If the defined benefit pension plan is terminated and frozen prior to the retirement of the participant and the company commences to provide matching contributions to a defined contribution plan, then only the participant will continue to accrue benefits in the new plan. The QDRO cannot address this because that plan will not be marital property. The intent of the settlement agreement was to have the non-participant’s share determined using the participant’s actual pension income at the time of retirement. To deal with this you can use an estimate of what was expected, without the change in plans, to craft language that will address this possibility. I do not think it is possible to address the potential loss incurred by both parties when supplemented early benefits are eliminated, but the language I use at least protects some of the purchasing power.

If the defined benefit pension plan values are rolled over to a defined benefit cash balance plan prior to the retirement or termination of the participant then it is necessary to instruct the plan to continue the alternate payee’s participation in the new plan on a pro-rata basis.

SAMPLE PROPERTY SETTLEMENT LANGUAGE

A: Private employer – pension only –matured full benefit State – limited survivor benefits

The husband has a pension through his employment with the ABC Widget Company. He was employed and accruing pension benefits for 18.6 years up to the date of filing of a complaint in this divorce action, December 11, 2002 (marital property cut-off date). The wife was married to the husband for 14.8 years during this pension benefit accrual period. The wife is awarded 50% of her fractional interest 14.8 years ÷ total number of years of pension accrual service credited to the husband at the time the pension goes into pay status) in the actual pension received by the husband at the time the pension goes into pay status. The pension is to be paid in the form of a 50% Joint and Survivor Annuity with the wife named as the beneficiary of the marital portion of the pre and post retirement survivor annuity in the event the husband should pre-decease her (survivor annuity X 14.8 years ÷ total number of years of pension accrual service credited to the husband at the time of his death). Any reductions necessary to pay the pension in this form shall be borne by the husband and wife on a pro-rata basis based on their monthly retirement income. Any passive, post retirement increases (i.e., cost of living adjustments, across the board pension benefit increases, etc.) that accrue to the retirement benefit of the husband shall also accrue to the benefit being paid to the wife on a pro-rata basis.

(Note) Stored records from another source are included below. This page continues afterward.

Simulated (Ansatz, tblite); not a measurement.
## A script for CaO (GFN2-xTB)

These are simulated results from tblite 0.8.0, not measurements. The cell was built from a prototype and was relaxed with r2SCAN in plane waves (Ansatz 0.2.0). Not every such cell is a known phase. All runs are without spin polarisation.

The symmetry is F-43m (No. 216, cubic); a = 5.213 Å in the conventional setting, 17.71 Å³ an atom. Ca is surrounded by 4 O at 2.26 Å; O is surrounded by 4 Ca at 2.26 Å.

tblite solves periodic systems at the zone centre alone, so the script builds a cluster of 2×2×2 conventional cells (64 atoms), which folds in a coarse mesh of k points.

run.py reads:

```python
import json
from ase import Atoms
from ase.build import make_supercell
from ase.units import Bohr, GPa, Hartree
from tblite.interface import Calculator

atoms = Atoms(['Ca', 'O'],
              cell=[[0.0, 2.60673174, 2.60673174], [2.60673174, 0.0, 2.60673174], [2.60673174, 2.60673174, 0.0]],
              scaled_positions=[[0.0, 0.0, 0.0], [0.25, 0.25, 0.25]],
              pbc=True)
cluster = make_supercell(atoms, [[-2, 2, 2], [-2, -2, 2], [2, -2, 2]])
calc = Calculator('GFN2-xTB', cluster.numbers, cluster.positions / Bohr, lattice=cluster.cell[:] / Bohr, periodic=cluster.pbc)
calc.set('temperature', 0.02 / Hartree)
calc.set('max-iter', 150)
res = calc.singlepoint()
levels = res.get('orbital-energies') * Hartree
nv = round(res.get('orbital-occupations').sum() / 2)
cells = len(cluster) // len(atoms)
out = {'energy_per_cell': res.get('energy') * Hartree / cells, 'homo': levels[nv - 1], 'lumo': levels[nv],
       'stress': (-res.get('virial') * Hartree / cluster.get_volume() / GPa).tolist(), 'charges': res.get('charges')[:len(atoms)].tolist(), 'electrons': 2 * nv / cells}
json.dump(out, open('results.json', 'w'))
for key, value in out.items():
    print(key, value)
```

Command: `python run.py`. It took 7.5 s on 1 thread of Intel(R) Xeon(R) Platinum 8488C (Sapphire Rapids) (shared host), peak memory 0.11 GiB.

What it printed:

In the event that this plan is terminated prior to the retirement or termination of the participant, and replaced with a defined contribution plan then the portion of the frozen, defined benefit monthly pension payable to the alternate payee shall be determined using the same formula as previously stated, but in no case will the portion of the pension payable to the alternate payee be less than 23.718% of what the participant’s pension benefit, as payable in the form of a 50% joint and survivor annuity, would have been under the previous plan based on his actual average salary (on the earlier of his employment termination date or at age 62 if he continues to be employed until that time) that would have been used to compute his benefit on his normal retirement date, age 62. (This represents 50% of the marital portion of the participant’s pension had the participant retired at age 62 under the terminated plan (14.8 years married ÷ 31.2 years of projected employment at age 62 X 50% = 23.718%). If the accrued benefit of the husband is less than the amount provided by the foregoing formula at the time the plan is terminated then the portion of the pension payable to the wife will be 100% of the accrued benefit as payable in the form of a 50% Joint and Survivor annuity with the wife being named the beneficiary of 100% of the survivor annuity.

In the event that this defined benefit pension plan is converted to a defined benefit cash balance plan prior to the retirement or termination of the participant, then the portion of the cash balance plan payable to the alternate payee shall be determined using the same formula as previously stated, as determined on the date that payment is made to her. The 50% share of the marital portion awarded to the wife will be determined using the husband’s credited years of service on the earliest date her share of the cash balance plan can be paid to her on an unreduced basis and distributed to her at that time.

A Qualified Domestic Relations Order will be prepared by the attorney for the non-participant spouse and submitted to court for approval and forwarded to the plan administrator to implement the intent of this section of the agreement.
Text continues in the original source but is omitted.